House and Senate leaders have issued a discussion draft of a bill that would establish a national framework to safeguard consumer data privacy and security.
The proposed American Data Privacy and Protection Act would grant protections to U.S. citizens against the discriminatory use of their data and direct covered entities to comply with loyalty duties with regard to specific practices while ensuring that consumers do not have to pay for privacy, the House Energy and Commerce Committee said Friday.
Reps. Frank Pallone, D-N.J., and Cathy McMorris Rodgers, R-Wash., chairman and ranking member of the House panel, respectively, released the discussion draft of the bill with Sen. Roger Wicker, R-Miss., ranking member of the Senate Commerce, Science and Transportation Committee.
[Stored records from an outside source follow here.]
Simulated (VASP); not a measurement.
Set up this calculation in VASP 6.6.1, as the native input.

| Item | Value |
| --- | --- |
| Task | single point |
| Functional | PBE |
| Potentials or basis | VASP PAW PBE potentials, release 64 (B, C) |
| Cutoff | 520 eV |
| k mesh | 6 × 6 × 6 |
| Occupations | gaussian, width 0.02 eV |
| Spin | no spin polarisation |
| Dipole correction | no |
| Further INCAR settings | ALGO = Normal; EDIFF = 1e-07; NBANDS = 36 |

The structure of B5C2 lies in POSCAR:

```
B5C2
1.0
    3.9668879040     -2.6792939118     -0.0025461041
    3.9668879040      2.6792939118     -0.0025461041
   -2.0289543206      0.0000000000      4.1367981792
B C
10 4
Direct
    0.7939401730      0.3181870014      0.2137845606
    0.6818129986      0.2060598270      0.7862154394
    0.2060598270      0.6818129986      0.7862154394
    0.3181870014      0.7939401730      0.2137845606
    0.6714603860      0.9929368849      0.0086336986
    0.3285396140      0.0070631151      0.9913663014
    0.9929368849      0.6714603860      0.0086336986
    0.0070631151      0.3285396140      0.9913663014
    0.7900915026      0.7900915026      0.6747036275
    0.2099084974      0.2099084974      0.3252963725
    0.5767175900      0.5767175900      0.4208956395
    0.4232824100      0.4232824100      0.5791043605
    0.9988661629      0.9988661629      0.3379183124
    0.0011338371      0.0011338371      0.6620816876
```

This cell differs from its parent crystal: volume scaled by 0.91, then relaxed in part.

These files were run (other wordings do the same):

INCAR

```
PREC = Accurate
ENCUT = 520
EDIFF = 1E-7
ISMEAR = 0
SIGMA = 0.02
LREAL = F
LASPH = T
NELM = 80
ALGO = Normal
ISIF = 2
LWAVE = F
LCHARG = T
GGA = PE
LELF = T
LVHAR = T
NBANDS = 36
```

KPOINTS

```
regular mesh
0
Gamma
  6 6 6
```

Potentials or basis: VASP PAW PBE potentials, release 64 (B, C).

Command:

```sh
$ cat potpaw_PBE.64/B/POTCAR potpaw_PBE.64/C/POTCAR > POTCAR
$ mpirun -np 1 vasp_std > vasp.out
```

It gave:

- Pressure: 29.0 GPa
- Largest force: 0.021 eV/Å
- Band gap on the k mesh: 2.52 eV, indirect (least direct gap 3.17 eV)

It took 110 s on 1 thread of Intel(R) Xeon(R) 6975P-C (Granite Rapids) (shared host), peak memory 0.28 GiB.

The proposed measure would require covered entities to allow consumers to deactivate targeted advertisements, offer improved data protections for children and minors, create regulatory parity across the internet and foster innovation and provide small businesses and startups the opportunity to grow and compete.
“This bill strikes a meaningful balance on issues that are critical to moving comprehensive data privacy legislation through Congress, including the development of a uniform, national data privacy framework, the creation of a robust set of consumers’ data privacy rights, and appropriate enforcement mechanisms,” the lawmakers said in a joint statement.